How-To Spec-driven workflows Beginner 1081006HOWTO-1081006

HOWTO-1081006Spec-driven workflowsBeginner

This guide shows you how to use .specdd/bootstrap.local.md for personal or machine-specific spec-driven development preferences without changing the shared project contract.

The local bootstrap file is useful because not every working preference belongs in Git. It is also risky if it starts overriding team rules, product behavior, or write authority. Keep it local, narrow, and non-authoritative over shared contracts.

Short answer

Put personal and machine-specific preferences in .specdd/bootstrap.local.md. Use it for local workflow notes, local tool paths, or personal reporting preferences. Do not use it for team conventions, durable product behavior, security exceptions, or broader edit authority. Keep it out of shared commits.

When to use this guide

Use this guide when:

Background

The bootstrap load order is:

.specdd/bootstrap.md
-> .specdd/bootstrap.project.md
-> .specdd/bootstrap.local.md

Later files may add local context or narrow behavior, but they must not silently weaken project contracts, inherited constraints, or write authority. That rule matters most for bootstrap.local.md because it is personal to one operator or environment.

Steps

1. Check that bootstrap.local.md is local

The file path is:

.specdd/bootstrap.local.md

SpecDD setups normally ignore this file so local preferences stay local. Confirm your repository ignores it:

.specdd/.gitignore

should include:

bootstrap.local.md

If the file is already tracked, remove it from the shared commit process before adding personal preferences.

2. Add only personal preferences

Good local entries are about your machine or your interaction style:

# Local Preferences

## Reporting

- When reporting completed work, include changed files and checks run.
- If a check is skipped, explain the local reason.

## Local Environment

- Prefer local test output paths under `/tmp/specdd-checks`.
- My local preview command uses port 1314 when 1313 is occupied.

These preferences affect how work is reported or run locally. They do not redefine product behavior.

3. Avoid weakening project rules

Do not write local overrides like:

- Ignore failing tests when the change looks correct.
- You may edit files outside `Can modify` if needed.
- Skip security review for local changes.

Those weaken shared contracts and should not be in a local bootstrap file. If a shared rule is wrong, change the shared rule through project review. If a spec boundary is wrong, update the owning .sdd spec through the normal spec-driven workflow.

4. Keep shared conventions elsewhere

Team conventions belong in:

.specdd/bootstrap.project.md

Durable behavior belongs in local .sdd specs:

src/trips/itinerary.sdd

Use bootstrap.local.md only for local preferences. If another contributor should follow the rule too, it is probably not local.

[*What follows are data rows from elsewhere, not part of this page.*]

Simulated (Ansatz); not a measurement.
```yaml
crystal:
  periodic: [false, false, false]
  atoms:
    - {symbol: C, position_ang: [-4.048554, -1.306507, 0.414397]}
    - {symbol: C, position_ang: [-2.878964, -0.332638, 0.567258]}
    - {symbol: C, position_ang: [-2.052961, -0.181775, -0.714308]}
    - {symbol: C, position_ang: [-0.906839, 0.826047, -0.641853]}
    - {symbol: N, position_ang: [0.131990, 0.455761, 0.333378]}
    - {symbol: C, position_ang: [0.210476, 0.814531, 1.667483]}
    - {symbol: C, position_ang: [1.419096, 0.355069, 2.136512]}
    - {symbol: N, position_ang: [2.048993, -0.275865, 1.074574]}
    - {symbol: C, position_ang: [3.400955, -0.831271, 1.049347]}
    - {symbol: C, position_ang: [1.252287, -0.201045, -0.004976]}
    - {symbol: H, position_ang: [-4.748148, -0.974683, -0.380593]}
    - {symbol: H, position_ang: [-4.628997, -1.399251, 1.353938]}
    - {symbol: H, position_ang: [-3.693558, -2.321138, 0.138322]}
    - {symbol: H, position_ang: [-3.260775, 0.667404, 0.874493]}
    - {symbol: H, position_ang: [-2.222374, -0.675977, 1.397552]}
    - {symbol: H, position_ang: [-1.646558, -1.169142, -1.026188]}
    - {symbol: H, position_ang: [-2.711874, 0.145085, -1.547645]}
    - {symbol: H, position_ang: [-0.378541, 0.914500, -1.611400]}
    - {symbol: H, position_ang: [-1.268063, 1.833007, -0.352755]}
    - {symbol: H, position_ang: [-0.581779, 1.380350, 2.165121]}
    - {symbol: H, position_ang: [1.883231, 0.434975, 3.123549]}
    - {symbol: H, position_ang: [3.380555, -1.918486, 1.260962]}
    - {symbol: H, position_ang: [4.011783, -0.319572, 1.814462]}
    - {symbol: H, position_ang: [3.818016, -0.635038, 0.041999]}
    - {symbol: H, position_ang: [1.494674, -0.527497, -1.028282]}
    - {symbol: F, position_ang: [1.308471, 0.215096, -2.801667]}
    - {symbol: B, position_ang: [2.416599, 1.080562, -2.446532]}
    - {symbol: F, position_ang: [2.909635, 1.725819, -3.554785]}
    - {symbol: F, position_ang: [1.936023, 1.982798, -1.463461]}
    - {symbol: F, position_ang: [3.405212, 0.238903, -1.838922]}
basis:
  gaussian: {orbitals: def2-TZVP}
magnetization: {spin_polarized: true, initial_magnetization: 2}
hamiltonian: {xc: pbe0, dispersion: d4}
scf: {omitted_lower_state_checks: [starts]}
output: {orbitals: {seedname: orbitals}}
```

5. Verify the file is not committed

Before committing, check status:

git status --short

You should not see .specdd/bootstrap.local.md staged for commit. If your team intentionally tracks a local bootstrap template, keep personal machine details out of it and use a separate ignored file for actual local preferences.

Example

Good:

# SpecDD user-local overrides

## Local shell

- Use `pnpm test -- --runInBand` when local parallel tests are unstable on this machine.

## Reporting

- Include the exact command used for local verification.

Bad:

# SpecDD user-local overrides

- Ignore the billing spec during local work.
- Agents may modify sibling modules when convenient.
- Treat destination search references as writable.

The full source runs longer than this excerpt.